The Building Safety Bill has now been introduced to the House of Commons, with the First Reading taking place on July 05.
“We welcome the publication of the Building Safety Bill,” said James Dalton, director of general insurance at the Association of British Insurers (ABI). “The ABI has long called for the fundamental reform of our building safety regulations, and this is a landmark opportunity to deliver safer homes and business premises.
“Our industry has a crucial role to play in driving reform, and we are totally committed to working with the government and other stakeholders on these vital reforms.”
Goals of the bill include amending the Architects Act 1997 and to amend provision about complaints made to a housing ombudsman. Members of Parliament will next consider it at Second Reading, the date for which has not yet been announced.
Meanwhile Dalton added: “While there is much to support in this bill, such as the establishment of a Building Safety Regulator and construction products regulations, we want to see its scope extended beyond buildings over 18 metres high. Fire risk consideration should not be constrained to arbitrary height limits.
“We will study the bill’s provisions, including how information on a building’s construction and safety history will be recorded and shared.”
For Douglas Barnett, AXA Insurance mid-market and customer risk management director, the bill’s publication is not only a welcome step but also a necessary one towards “significantly improving” England’s regulations around building and fire safety.
“AXA has long called for government to deliver fundamental reform of the regulatory framework to strengthen oversight across the entire lifecycle of buildings, improve clarity in the responsibilities of all duty holders, and ultimately better protect lives and properties,” stated Barnett, who echoes the ABI’s sentiments.
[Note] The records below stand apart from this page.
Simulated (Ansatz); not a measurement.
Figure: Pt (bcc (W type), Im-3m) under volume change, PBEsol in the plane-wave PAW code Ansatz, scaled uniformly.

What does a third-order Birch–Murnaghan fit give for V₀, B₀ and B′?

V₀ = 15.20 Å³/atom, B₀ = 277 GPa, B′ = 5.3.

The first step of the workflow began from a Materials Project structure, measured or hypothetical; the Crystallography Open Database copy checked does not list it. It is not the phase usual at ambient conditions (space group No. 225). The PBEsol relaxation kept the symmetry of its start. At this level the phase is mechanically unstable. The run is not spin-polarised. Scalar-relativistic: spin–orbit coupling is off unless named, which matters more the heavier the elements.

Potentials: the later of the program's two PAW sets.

“As it currently stands,” he noted, “the bill defines higher-risk buildings as being 18 metres or seven storeys and above.
“While we welcome the inclusion of buildings over 18 metres in height likely to be occupied by those unable to evacuate themselves, we urge the government to expand the scope of the bill further to include other high-risk properties at any height, particularly for those buildings that accommodate vulnerable people and are of modern methods of construction.”